Something Old
Hey there!
Here's to changing not by using the power of thought or fantasy but by the gift of action and free will. To see things for what they are and not what I want them to be - this is a mountain that I have yet to climb but this is a journey of a thousand (maybe a million) steps. The only way to go from here on out is up.
So lately I've been having trouble with letting the past go and starting anew. I guess this is just because I am afraid of leaving familiar things but nonetheless it's becoming clear to me that this obstacle is something that won't be solved overnight or in the span of a few days. It takes awhile to get rid of old habits and it starts by replacing them with new, healthier routines.
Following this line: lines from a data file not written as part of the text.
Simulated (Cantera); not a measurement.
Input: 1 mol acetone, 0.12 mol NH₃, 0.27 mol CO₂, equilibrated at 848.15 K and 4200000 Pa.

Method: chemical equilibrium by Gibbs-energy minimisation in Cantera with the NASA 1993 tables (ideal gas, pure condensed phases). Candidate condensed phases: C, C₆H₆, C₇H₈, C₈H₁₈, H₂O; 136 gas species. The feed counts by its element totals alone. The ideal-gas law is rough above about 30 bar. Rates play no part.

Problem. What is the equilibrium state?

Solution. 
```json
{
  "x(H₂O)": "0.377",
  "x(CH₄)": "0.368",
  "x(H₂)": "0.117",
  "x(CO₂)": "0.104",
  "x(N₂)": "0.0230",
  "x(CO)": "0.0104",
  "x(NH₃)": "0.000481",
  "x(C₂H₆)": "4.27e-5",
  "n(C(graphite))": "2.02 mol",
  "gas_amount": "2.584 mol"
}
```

It's amusing because this is something that happens almost periodically, like the seasons that change from random snow-storms that clog up the roads to sunshine that illuminates the entire province. Letting go of something or someone so easily but then suddenly feeling the desire to get them back again - to try again. But through experience I understand that dwelling in the past only widens that emptiness, reopens that wound. There is nothing worse than pondering the "ifs" and "buts" of situations that have already had their time. Clinging to fantasies of things that could've happened and should've happened - believe me when I write that this brings nothing but more false dreams and discouragement. It's something that I still continue to struggle with to this day and although there is a desire to change, I admit that I have not been trying my hardest. For the sake of those around me I know that I should, in order to break the shell in which I have been encased in for so long. The classic, "caterpillar turning into a butterfly" moment is what I am waiting for and maybe that is the problem. After all this waiting, nothing has changed. Everything is the same because I have not taken the steps to catalyze the change I long for.
Change takes time but it also takes action.
Keep climbing!
Keep running!
Keep crawling!
Whatever it takes for you to get to the peak
And when you get there
Stretch out your hand for those
Who follow right behind you
"Kids, you can't cling to the past. Because no matter how tightly you hold on, it's already gone."